Interviewer assessment results. We begin the analysis with a summary of the TEDS interviewer assessment results, as shown in Figure 1 (see the figure legend for more details about variable coding and meanings). It should be noted that TEDS includes both national and local surveys. On the one hand, the fluctuation of interviewer assessments over the years can be shown in one concise graph. On the other hand, it may not be appropriate to compare interviewer assessments of different surveys without considering the survey context. There are two findings worth mentioning.

ORJSBL_2019_v7n1_57_f0001.png 이미지

NOTES: (1) The uncooperativeness item is dichotomized as: 1 “uncooperative” = {“very uncooperative,” “fairly uncooperative,” “a little uncooperative”}, and 0, otherwise. The comprehension item as: 1 “didn’t understand” = {“didn’t understand a little,” “didn’t understand a fair amount,” “didn’t understand much at all”}, and 0, otherwise. The untrustworthiness item as: 1 ‘untrustworthy’ = {“most are untrustworthy,” “some are untrustworthy”}, and 0, otherwise. (2) Numbers in the figure are percentages. For example, in TEDS2002C-TP, 3.5% of respondents are marked by their interviewers as uncooperative. (3) In each panel, the rightmost number (with the grey background) is the average percentage over all TEDS.

Figure 1. Interviewer Assessment in TEDS

The first is that of the three issues noted by interviewers, that is, comprehension of survey questions, cooperation of respondents, and trustworthiness of respondents, comprehension seems to be the most urgent issue for TEDS to address. The proportion of respondents flagged as not understanding the questions is three times as large as the proportion of respondents flagged as uncooperative. Although untrustworthy respondents appeared to be as significant of an issue as comprehension in early TEDS, the situation has changed since 2013. The proportion of respondents whose answers are considered untrustworthy has deceased and has remained at comparatively low levels, whereas the proportion of respondents with comprehension difficulties has remained relatively high and variable.

The second noteworthy finding concerns the two surveys for Yun-lin County: TEDS 2005M-YL and 2009M-YL. These two surveys interviewed different respondents by different interviewers using different questionnaires for different magistrate elections in different years and contexts. Despite these differences, the two surveys have one similar finding– they have the worst interviewer assessments. The assessments from TEDS 2009M-YL are slightly better than TEDS 2005M-YL, but worse than the other 23 surveys. Certainly, this may be just a coincidence, but if TEDS is planning to conduct another survey for the Yun-lin Country magistrate election, the TEDS team should give more thought to this problem.
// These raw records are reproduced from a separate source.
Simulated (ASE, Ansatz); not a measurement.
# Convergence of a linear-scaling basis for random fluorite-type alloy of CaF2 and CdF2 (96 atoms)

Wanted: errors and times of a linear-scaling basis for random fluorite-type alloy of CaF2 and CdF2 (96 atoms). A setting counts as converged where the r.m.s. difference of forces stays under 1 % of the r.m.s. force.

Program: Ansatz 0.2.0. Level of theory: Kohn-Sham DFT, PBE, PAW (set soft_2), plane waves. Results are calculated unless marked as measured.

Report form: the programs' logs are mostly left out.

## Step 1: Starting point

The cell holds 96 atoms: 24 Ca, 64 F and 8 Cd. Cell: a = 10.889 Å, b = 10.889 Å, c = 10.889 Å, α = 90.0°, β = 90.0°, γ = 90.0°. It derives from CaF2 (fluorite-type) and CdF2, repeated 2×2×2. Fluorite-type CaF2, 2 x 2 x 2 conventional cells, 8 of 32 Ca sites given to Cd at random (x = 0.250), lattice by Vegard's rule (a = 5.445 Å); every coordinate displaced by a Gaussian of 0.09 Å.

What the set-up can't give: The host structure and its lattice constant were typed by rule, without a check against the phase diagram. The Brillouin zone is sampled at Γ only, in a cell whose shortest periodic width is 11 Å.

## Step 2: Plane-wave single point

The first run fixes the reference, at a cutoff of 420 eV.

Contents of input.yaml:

Interviewer assessment and reliability. We now examine whether the TEDS interviewer assessment is informative about the evaluation of data quality. As stressed repeatedly, we consider the interviewer assessment a supplement to, rather than a replacement for, conventional measures of reliability and validity. Accordingly, we take the conventional measures as benchmarks for examination of the interviewer assessment. A strong correlation between the interviewer assessment results and the conventional measures is then regarded as evidence that the interviewer assessment is a good indicator of data quality. We focus on reliability here, and will move on to validity in the next section

As can be seen from Table 1, most TEDS surveys (except for 2013 and 2017) have a so-called “retest-interview” component. That component involves selecting a random subset of respondents from the sample of the main interview and then asking them to answer some questions that are chosen from the main interview questionnaire.3 The consistency between those respondents’ answers in the main and retest interviews gives an indication of reliability. We use this test-retest  reliability as the benchmark to examine the interviewer assessment.4

Figure 2 shows that the interviewer assessment appears to be a sensitive indicator of the data reliability. The correlation between the overall test-retest reliability and each of three interviewer assessments, i.e. the percentages of respondents classified into the categories of uncooperative, unable to understand, and untrustworthy, respectively, is rather strong and in the expected direction

ORJSBL_2019_v7n1_57_f0002.png 이미지

NOTES: (1) This figure excludes TEDS 2013 and 2017 because those surveys did not conduct retest interviews. (2) Each dot represents a TEDS survey. The vertical axis represents the standardized test-retest reliability. The horizontal axis represents the standardized interview assessment result. A simple linear regression line and Person’s correlation coefficient are presented in every chart. (3) Refer to 4 and the legend of Figure 1 for the calculation of the unstandardized test-retest reliability and interviewer assessment, respectively

Figure2. Correlation Between the Interviewer Assessment and the Test-Retest Reliability

The higher the proportion of respondents flagged as uncooperative, unable to understand, and untrustworthy in a survey, the poorer the data quality of that survey in terms of the overall test-retest reliability.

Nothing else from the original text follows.